Silver a great birthday gift for St-Gelais
Last Updated: Thursday, February 18, 2010 | 4:16 AM ET
By Brandon Hicks, CBC Sports
Marianne St-Gelais won Olympic silver in the women's 500-metre short-track final Wednesday. (Yuri Kadobnov/AFP/Getty Images)One Olympic race. Two Canadians. Two very different emotions.
First off, joy: Marianne St-Gelais, celebrating her 20th birthday, gave herself undoubtedly the best present she'll get as she won a surprising silver medal in the 500-metre short-track speedskating final Wednesday.
"Apart from having a gold medal, silver is the best gift I could have had," she said.
Then you have heartache: Jessica Gregg couldn't recover from a tough start to the race and finished at the back of the pack, in fourth.
For St-Gelais, call the race a coming-out party along with a birthday celebration. At 20, she now has an Olympic silver medal to her credit, along with a 2009 world junior title at this distance.
"I'm still the rookie, but I've made a name for myself," said St-Gelais. She was alternating between tears and giggles while talking to reporters after the race.
"Before the race I had three objectives," she said. "Top eight was reasonable, top four was ambitious and top three was a dream. But in a race you never know, so I pushed myself to the limit and I went as far as possible."

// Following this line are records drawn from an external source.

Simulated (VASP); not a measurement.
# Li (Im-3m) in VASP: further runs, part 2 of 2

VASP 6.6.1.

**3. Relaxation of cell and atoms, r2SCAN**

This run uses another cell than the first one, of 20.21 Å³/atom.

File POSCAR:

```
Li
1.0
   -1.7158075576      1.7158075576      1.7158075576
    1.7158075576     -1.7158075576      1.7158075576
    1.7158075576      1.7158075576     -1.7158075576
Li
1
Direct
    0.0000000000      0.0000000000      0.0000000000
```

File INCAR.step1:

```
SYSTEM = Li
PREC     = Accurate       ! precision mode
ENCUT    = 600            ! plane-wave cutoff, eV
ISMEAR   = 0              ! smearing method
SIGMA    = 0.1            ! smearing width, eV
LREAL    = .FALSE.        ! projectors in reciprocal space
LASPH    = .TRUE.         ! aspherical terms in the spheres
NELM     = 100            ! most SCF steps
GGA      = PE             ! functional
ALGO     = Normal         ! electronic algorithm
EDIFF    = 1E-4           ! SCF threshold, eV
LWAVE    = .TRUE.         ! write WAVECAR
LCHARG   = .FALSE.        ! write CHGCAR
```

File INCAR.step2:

Tension filled the Pacific Coliseum before the final, and the red-and-white contingent in the stands and watching at home gasped as the first start saw both Canadians go down in a heap at the first turn.
Crowded out
Gregg looked as if she was crowded out by Arianna Fontana of Italy and lost an edge, sending both her and St-Gelais sliding into the wall.
The crash forced a restart and Gregg, one of the fastest starters on the Canadian team, couldn't keep Fontana from boxing her out again on the first turn and wound up way back of the leaders.
"I had a bit of a hesitation around the first corner and it sucks that it was the A-final, and I fought back hard, but in the end I wasn't able to catch those girls," said Gregg, one of CBCSports.ca's bloggers during the Vancouver Olympics.
The Calgary native had several spills at the opening turn during the heats and semis, which might have contributed to her difficulties in the final.
St-Gelais blazed out of the gate to get into a solid silver-medal position.
After half a lap, everyone knew who was going to win: China's Wang Meng, the defending Olympic champion, who just annihilated the field all day long, winning her heats and the final with ease.
The race for second was a bit closer, but St-Gelais stayed ahead of Fontana the whole way through, giving the home crowd reason to cheer when she crossed the finish line.
Team win
And the celebrations didn't end on the ice, as St-Gelais was greeted by her boyfriend Charles Hamelin, the leading skater on the men's team, with a big hug while her teammates serenaded her with Happy Birthday.
"I just felt the greatest emotion of my life," said Hamelin. "I don't think I could have felt better if it was me winning the medal."
Her unexpected silver gave the team reason to cheer, as it was the first medal the short-track team has won so far during the Games. Hamelin was favoured to nab one Saturday, but surprisingly bowed out of the men's 1,500-metre before the final.
The Canadian favourite in the women's 500 had to settle for the B-final and a sixth-place finish. Kalyna Roberge of Saint-Étienne-de-Lauzon, Que., was in the semifinal with Wang and St-Gelais.
"I'm telling myself that maybe it was not my place to win a medal, but to help my team win one," said Roberge, who was fourth in the event at the 2006 Olympics.